In what was formerly an Edwardian railway station, a man manoeuvres a huge length of tubing, like a giant didgeridoo, and positions it in front of the audience. To one side, an ondes martenot player begins drawing fragile sounds from her instrument as other performers start to sort through drop-cloths and pieces of scenery strewn across the performance area. Meanwhile a network of pulses – metallic, industrial sounds – starts to build around them. As if by stealth, Heiner Goebbels’ latest work, Everything That Happened and Would Happen, gets under way.
Over the last quarter century, Goebbels has worked at the boundaries of several art forms. He made his name internationally with pieces that blurred the distinction between concert music and music theatre, but increasingly his richly allusive mixtures of sounds, texts and visuals have moved in the direction of performance art and installations; his last new work to be seen in the UK, Stifters Dinge, did not involve any live performers at all.
So Everything That Happened, co-commissioned by 14-18-NOW to mark the centenary of the end of the first world war, and presented by Artangel and the Manchester international festival, is described as “part-performance, part-construction site”. What happens in it tends to happen rather slowly, over more than two-and-a-half hours, without a break. The performers, a multicultural group of dancers and actors, manipulate objects around the cavernous space, sometimes erecting sheets on to which recent video from Euronews No Comment broadcasts are projected – there are images of the devastation caused by the Sulawesi tsunami, pro-animal rights demonstrations in London and Athens, rockets being launched in California and Kazakhstan and so on.
The Euronews clips are one of Goebbels’ sources, but the main inspiration for this highly elliptical take on the 20th-century history of Europe was Patrik Ouřednik’s novel Europeana, subtitled “A Brief History of the Twentieth Century”, a deconstructed collection of anecdotes and unlikely social and political juxtapositions. Extracts from Ouřednik’s book are read by the cast in some of the languages into which it has been translated, or unfurled on a screen. Meanwhile, Goebbel’s own staging for the 2012 Ruhrtriennale of John Cage’s Europeras 1 & 2, which reworks 200 years of the history of opera, was recycled to provide the elements of the “set”, but suggested another way of dealing with the swirling complexities of Europe in the last century.

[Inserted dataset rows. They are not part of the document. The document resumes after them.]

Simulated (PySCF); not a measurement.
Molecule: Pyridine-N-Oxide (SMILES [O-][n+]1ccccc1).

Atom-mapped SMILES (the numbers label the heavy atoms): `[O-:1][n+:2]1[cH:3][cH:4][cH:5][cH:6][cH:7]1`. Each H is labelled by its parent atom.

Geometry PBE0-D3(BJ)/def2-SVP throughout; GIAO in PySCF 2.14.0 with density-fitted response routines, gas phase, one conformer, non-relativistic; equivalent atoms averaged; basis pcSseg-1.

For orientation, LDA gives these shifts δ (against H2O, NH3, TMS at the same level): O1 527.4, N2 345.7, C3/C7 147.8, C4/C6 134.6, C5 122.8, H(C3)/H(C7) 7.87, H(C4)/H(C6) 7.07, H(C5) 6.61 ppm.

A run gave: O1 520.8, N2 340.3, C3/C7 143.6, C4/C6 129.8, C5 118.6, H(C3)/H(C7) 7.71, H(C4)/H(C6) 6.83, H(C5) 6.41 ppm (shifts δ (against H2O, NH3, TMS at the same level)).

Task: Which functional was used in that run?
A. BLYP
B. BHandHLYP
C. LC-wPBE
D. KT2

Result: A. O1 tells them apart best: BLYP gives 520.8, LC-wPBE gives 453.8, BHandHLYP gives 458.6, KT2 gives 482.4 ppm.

Despite all this, it’s a slow moving, over-extended piece, with little of the allusive richness of Goebbels’ finest work. It’s presented immaculately, with impressive technological finesse, pin-point choreography, and ravishingly subtle lighting. Playing without scores, the four musicians – percussionist, saxophonist and electric bass player as well as the ondes – prove a backdrop that’s generally more sound continuum than music, though occasionally something more identifiable does crystallise out – at one point the ondes player unfurls a melody that Messiaen wrote for the instrument in the 1930s. But that’s a strangely isolated moment, something to connect with in what otherwise seems a rather hermetic and unconvincing evening. At its best, Goebbels’ work can be thrillingly unexpected and uniquely original; here it seems just indulgent and over-long.